Showing posts with label Bethany. Show all posts
Showing posts with label Bethany. Show all posts

Tuesday, February 7, 2012

The Cost of Alabaster (Matthew 26:7)

What kind of box (or jar) held the ointment which the woman poured on Jesus’ head? Alabaster (Matthew 26:7)

In Matthew’s gospel, the first event of Passion week occurs when a woman anoints Jesus’ head with expensive perfume while he dines in Bethany (Matthew 26:6-13). Similar incidents occur in all four gospels (Matthew 26:6-13; Mark 14:1-9, Luke 7:36-50; John 12:1-8) but there are enough discrepancies between the accounts that scholars debate exactly how many times Jesus was actually anointed.

In the Synoptic gospels, the perfume is extracted from an alabastron (Matthew 26:7; Mark 14:3; Luke 7:37).

a woman came to Him with an alabaster vial of very costly perfume, and she poured it on His head as He reclined at the table. (Matthew 26:7 NASB)
The word alabastron is used in the New Testament only in connection with Jesus’ anointing. The term encompasses both the type of material as well as the form of the container. Hence the word is rendered variously “alabaster jar” (HCSB, NIV, NLT, NRSV), “alabaster flask” (ESV, NKJV, RSV), “alabaster box” (KJV), “alabaster cruse” (ASV), “alabaster vial” (NASB) and more simply “bottle” (CEV, MSG).

Martha Jean Mugg Bailey (b. 1957) appraises that alabaster is “a firm, very fine-grained, variety of gypsum, used for statuary and as indoor decorative stone, especially for carved ornamental vases and figurines...The biblical terms translated alabaster...may also refer to marble, although alabaster probably entered Israel from Egypt much earlier than marble was imported from the Greek world (David Noel Freedman [1922-2008], Eerdmans Dictionary of the Bible, 39).”

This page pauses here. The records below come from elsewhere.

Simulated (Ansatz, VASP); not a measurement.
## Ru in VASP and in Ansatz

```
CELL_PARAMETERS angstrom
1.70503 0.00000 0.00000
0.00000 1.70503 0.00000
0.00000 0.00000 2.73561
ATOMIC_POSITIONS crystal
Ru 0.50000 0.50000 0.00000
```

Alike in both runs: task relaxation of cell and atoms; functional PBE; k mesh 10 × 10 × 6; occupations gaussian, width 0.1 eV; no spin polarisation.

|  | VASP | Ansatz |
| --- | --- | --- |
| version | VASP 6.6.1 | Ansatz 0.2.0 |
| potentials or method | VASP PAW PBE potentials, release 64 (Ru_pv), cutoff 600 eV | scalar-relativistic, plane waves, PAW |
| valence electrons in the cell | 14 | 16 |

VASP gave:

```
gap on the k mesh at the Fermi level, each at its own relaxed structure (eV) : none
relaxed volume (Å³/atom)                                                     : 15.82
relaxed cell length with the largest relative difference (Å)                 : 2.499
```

Alabaster containers were ideal receptacles for perfume. W.D. Davies (1911-2001) and Dale C. Allison, Jr. (b. 1950) inform:

According to Pliny [23-79], Nautral History 13.3, ‘perfumes are best kept in alabaster vases’, and archaeology confirms that the stone, often imported from Egypt was frequently made into handleless perfume flasks. The necks were typically long and thin. (Davies and Allison, A Critical and Exegetical Commentary on the Gospel According to Saint Matthew (International Critical Commentary) Volume III: XIX-XVIII, 444)
Though in modern English, “alabaster” is most commonly used in reference to skin as a synonym for pale, not all alabaster was white. John A. Broadus (1827-1895) chronicles:
Some kinds of alabaster are of delicate and richly varied hues, and are extremely beautiful and costly. The Jews, like all the other civilized ancient peoples, made much use of fragrant ointment, often rare and of great price; and the flasks which contained it were of great variety as to material and shape...It was, with its contents, a tasteful and costly object, such as a woman would delight in possessing (Broadus, Commentary on Matthew, 519)
While the container was consequential, its imported contents were equally prized. Craig S. Keener (b. 1960) notes that though anointing a dinner guest was not uncommon, the woman’s extravagance was.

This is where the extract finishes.